And while I do believe that empathy is a very powerful force, I don’t think it’s the panacea it’s often made out to be. Empathy doesn’t exist in a vacuum. Like so many other forces, empathy leads a very different life in theory than it does in practice; its success is entirely dependent on its environment.

One variable that cannot be separated from our capacity for empathy is the language we use to describe ourselves and each other. The binary terms we so often depend on, the violent rhetoric we engage in, and these invisible walls that separate us are all connected. When we use language that flattens our identities into collections of political, religious, or cultural beliefs, we aren’t just building higher empathy walls; we’re convincing ourselves that the people on the other side of those walls aren’t even human. 
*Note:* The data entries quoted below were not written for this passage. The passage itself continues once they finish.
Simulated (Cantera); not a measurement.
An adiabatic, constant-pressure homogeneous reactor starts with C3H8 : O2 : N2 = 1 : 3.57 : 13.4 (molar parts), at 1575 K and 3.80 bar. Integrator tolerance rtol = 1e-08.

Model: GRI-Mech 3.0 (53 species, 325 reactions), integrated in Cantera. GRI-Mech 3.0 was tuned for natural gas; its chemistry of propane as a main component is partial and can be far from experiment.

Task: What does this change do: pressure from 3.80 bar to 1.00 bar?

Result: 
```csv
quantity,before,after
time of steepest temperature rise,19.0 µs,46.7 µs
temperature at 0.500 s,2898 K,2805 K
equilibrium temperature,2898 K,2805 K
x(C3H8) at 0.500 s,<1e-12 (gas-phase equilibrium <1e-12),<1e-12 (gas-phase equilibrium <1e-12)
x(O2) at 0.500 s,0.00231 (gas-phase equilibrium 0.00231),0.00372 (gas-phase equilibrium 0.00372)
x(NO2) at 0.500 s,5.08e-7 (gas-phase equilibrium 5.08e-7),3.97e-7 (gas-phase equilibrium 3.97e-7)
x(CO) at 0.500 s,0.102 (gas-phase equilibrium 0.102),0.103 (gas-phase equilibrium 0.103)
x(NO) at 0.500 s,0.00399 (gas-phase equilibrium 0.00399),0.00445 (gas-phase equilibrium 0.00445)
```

In the horrifying Shock and Awe moment where we now find ourselves, this brutally simplistic rhetoric becomes more dangerous since more is at stake. We aren’t just throwing around the problematic binary labels pro-Israel or pro-Palestine. People are either pro-terrorism or pro-genocide, anti-Semitic or Islamophobic, pro-Hamas or pro-apartheid. This language makes it difficult for us to step back—away from ourselves—and see that war crimes are in fact happening. That refugee camps and mosques are in fact being targeted by military strikes, and that hundreds of hostages are still being held captive, that civilians are being blocked from fleeing the bombardments, that thousands and thousands of children are dying horrible deaths. It’s much easier to interact with or digest the name-calling in the comment section than to process the massacres happening right in front of us. Our shared either/or rhetoric raises our defenses and makes it difficult for us to see beyond ourselves and the others who live behind the same empathy wall which protects our shared vision of reality. We lose sight of the world and each other’s humanity. 

While I know this type of centering comes from the self-preservation we engage with during awful moments when neither looking or looking away seems possible, and when we feel powerless to effect any change. But it’s also most important in these horrible moments to seek beyond the personal and social realities we prefer—the ones that reflect back to us the world and the deep story that we want to be true. Instead, we need to seek out objective reality, even if it turns our stomachs to see so much suffering or to accept that we’ve possibly been wrong. This objective reality is so important because it is the only type of reality that can re-establish everyone’s humanity despite the walls we’ve built between ourselves.

Because once we’ve lost sight of each other’s humanity, climbing these metaphorical walls can only serve one purpose: to destroy whatever is on the other side.